Each day I have to decide if I am an oppressor or a victim. The morning news tells me that, because I'm white, I am an oppressor. The media constantly throws out descriptions that, until recently, were news to me like, systemic racism, and white supremacy and how every white person is guilty, simply by being white. That description still puzzles me. I have to go back into the bathroom to see if anything has changed. The man looking at me in the mirror does not look like an oppressor. He is the same cute little fuzzball that I have been shaving since puberty. The ravages of time have taken their toll on my skin and hairdo, but I still recognize myself and, yes, I am still white. I always was white and will always be white — something I cannot change. If being white makes me an oppressor, I guess I am an oppressor. I just don’t ever recall being an oppressor. After I ponder the color of my hide for awhile, I realize that there is no one in the cabin to oppress besides MK, and that would not end well.
As victims of slavery are lining up to discuss being paid for their ancestors’ suffering, President Biden is talking today about pushing ahead with the reparations pay-out without discussion. Now we’re talking. Let me point out that those black sons-of-slaveowners do not have an exclusive license on oppression, persecution and suffering. Enslavement by tyrants, group persecution and oppression are a part of my history also. I know something of suffering. Why not include me in the reparation pay-out? My ancestors in Ireland and Scotland, hand-picked coal in the Scottish coal mines for centuries as oppressed and enslaved colliers. Given their freedom, they chose to stay on because coal-picking-slavery was all they knew how to do. My people moved to America where, you guessed it, they worked in the coal mines. It wasn’t until they hooked up with the Mormons and started working above ground that the made any real progress. However, they soon found more enemies than friends when they announced that their church leader was a prophet, speaking with God who told him that everyone else was wrong. Persecuting Mormons became a blood sport and wherever they moved, they were soon driven out, whether it was Ohio, Illinois, or Missouri. Government-sanctioned persecution reached its height in Missouri with Governor Boggs who signed a Mormon extermination order, making it legal to shoot them on sight. I felt safer after this law was repealed in 1977 when I was a urology resident in St. Louis.
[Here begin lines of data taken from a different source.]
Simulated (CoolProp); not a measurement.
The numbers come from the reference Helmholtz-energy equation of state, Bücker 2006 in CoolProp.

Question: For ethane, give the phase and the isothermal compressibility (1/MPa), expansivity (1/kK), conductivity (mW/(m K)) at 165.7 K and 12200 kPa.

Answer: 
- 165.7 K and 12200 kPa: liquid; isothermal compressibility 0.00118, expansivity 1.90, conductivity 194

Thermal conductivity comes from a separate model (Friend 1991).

When my predecessors migrated to Utah, the persecution and oppression did not end. Most of my male ancestors were “called” by church leaders to have more than one wife and had to learn to manage the new problems of plurality. I guess plurality has some benefits, but just imagine those days when your oafish male behavior leads to trouble and you come home to face a whole herd of angry wives -- not to mention forgetting multiple birthdays, anniversaries and plural special occasions. After several decades, it became apparent that plurality was creating more problems and suffering than it was solving. Some of my relatives went to prison for obeying church leaders and enduring polygamy. Yes, you can see some of my relatives above, wearing prison stripes. Eventually some of the same people who had called my male ancestors into polygamy, later “called” them to leave Utah, because they were polygamists, to settle in southeastern Idaho in order for the Utah Territory to become a state. At the time, most of southern Idaho was a high-mountain desert —a too-hot-in-the-summer, too-cold-in-the-winter, wasteland sprinkled with Indians and a mostly-impassable river running down the middle. Dragging that whole herd of grumpy wives out of their comfortable homes in Salt Lake to go to Idaho was like Adam and Eve being kicked out of the Garden of Eden, except that Adam only had one wife to listen to. I actually had a taste of this several years ago when MK's sister became a widow and mostly came to stay with us for a few months. Basically, I was out-voted and had to balance two high maintenance projects. Not exactly every man's dream.
Someone should take up a discussion on reparations for all this suffering. The way I calculate it, my ancestors were oppressed and persecuted by the tyrants of five federal governments — Wales, Scotland, England, Ireland and the United States, at least three state governments, one territory and a global church. MK’s people have a very similar immigration-persecution story, making us both reparation-worthy from multiple culpable institutions.
It’s like Groundhog Day around my place — each day I wake up thinking about my victimhood, counting all of the reparations for all of the suffering of my ancestors, only to be reminded, as the day goes on, that I am not a victim at all — I am an oppressor. But no, I have decided that I am a victim because this suffering goes on every day, over and over. Tell President Biden that I am waiting, here in Idaho, for reparations for being a descendent of enslaved, oppressed and persecuted ancestors. Don’t tell him that I go to the mirror each morning and see a cute, little, white fuzzball.